|What's fair where my children are concerned?
Henry, 67, the owner of a closely held chemical company, is ready to retire and is preparing to turn over ownership of his business to his three children. Like many business owners in this situation, Henry wants to preserve the integrity and reputation of his business after he retires. However, he is concerned about treating each child equally and doing what is right for the business.
How will Henry fairly divide the business' value among the children, given their varying degrees of involvement?
- His eldest child, Kristin, is highly involved in the business and has the leadership skills and business savvy to succeed him.
- Devin, his second child, is married, lives in another state and works in a completely different field.
- Suzanne, the youngest, works for the company but isn't inclined to participate in the management of the business.

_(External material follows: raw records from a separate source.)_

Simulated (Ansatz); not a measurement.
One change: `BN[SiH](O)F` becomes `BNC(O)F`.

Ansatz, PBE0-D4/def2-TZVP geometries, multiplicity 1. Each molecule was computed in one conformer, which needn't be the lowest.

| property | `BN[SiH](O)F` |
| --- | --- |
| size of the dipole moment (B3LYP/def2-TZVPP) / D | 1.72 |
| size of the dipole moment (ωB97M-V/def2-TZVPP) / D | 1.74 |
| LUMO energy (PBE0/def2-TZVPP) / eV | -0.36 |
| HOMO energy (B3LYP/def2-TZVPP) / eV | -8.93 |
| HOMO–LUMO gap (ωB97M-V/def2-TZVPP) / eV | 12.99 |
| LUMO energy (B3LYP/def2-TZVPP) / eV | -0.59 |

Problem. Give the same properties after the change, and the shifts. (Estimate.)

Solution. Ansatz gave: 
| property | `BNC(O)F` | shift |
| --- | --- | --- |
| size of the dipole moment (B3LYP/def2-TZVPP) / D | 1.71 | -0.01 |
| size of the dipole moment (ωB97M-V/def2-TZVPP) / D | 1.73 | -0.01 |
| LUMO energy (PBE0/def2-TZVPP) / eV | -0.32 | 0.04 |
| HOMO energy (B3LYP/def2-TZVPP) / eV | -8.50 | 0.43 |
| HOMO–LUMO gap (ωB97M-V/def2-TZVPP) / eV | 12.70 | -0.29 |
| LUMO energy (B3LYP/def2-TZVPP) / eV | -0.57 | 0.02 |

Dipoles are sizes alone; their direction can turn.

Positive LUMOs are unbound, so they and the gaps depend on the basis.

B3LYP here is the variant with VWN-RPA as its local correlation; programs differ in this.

To help ease Henry's worries, a PNC Wealth Management professional worked with his attorney to formulate a plan to pass controlling interest in the business to his eldest daughter, Kristin. This was accomplished by issuing her voting stock in the company, while giving Suzanne non-voting stock.
Since Henry's outside assets are not sufficient to allow for an equalization of his personal assets among the three children, PNC also recommended a life insurance policy on Henry's life. The policy would be purchased and owned by an Irrevocable Life Insurance Trust (ILIT). It could provide both liquidity to the estate and cash to Henry's son, Devin, equalizing the value of the business interests passing to Kristin and Suzanne. It could also provide cash to equalize the gift to Suzanne, if necessary.
This solution helped Henry achieve his goal of retaining control of the business within the family, while equalizing gifts among all three children.